Hi,

  ok, just came home from some family business and on my way to bed, but
some general comments from my side, I will answer to individual things
tomorrow morning my time.

  5.3 was branched off September 2007 and we aimed for releasing it
multiple times since then, just some random comment I recently saw on
twitter:

    Quoting @smalyshev:
    Old mails: me in Nov 2007: "5.3 is some months ahead, chances of
    having next 5.2 are quite low". Shows how good I am at
    predictions...9:23 PM Jun 23rd

  Often at these times PHP was in quite good shape but we decided to add
this tiny feature here and that tiny patch there and then came some
bigger things like closures and changes to namespaces, and, .. and we
delayed and delayed. Meanwhile it is 1.5 years later and looking at
UPGRADING and NEWS 5.3 became one of the biggest releases ever.

  And at some point we have to release and get it out - the list of, moe
or less, planned features is already quite long. This lead Lukas and me
to the decision to become stricter and stricter about stuff as we agreed
that it's better to have some known things not perfect than too many
things introducing bad side-effects - and better than waiting for the
100% perfect thing as that will never be reached. (there is no bug free
software, well maybe TeX, but I'm not certain there either)

  We were transparent on that on internals and I spent quite some time
looking at every commit over the last weeks and discussing every change
and got mostly supportive responses - some disagreed with some decisions
here and there but I had the feeling that the goal was shared.

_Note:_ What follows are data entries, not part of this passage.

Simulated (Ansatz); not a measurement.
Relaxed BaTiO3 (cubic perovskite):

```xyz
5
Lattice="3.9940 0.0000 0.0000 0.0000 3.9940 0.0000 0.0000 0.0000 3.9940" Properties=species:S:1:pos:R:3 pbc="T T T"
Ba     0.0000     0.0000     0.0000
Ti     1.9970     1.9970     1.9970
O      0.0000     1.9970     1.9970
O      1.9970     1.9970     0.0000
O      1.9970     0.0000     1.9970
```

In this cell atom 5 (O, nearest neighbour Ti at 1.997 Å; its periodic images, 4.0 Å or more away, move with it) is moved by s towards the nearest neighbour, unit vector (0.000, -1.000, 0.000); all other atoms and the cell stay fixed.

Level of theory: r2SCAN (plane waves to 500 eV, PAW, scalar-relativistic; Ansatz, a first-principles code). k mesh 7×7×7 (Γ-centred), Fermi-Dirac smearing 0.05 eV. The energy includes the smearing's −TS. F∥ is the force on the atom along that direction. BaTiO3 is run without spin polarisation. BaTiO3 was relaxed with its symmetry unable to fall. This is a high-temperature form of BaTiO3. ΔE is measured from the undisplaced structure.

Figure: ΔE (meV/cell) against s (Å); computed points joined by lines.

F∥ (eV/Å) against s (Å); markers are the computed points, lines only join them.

  Now we tagged and packaged a 5.3.0 quite some time ahead of the
targeted release time, which again was communicated via internals. One
main driver there was that by this we have some time to test the final
selection and do different kinds of QA. Of course doing tests and QA
means that issues may come up which means we might have to react*) -
while we should make sure that only happens in bad cases as every change
adds new risk (either new bugs or some more long taking bug fixing which
is annoying for everybody who has new features ready, so we might accept
little features again, followed by stabilizing of them, which again
means we release a few weeks later and have a bigger and more complex
release which needs longer testing which ...)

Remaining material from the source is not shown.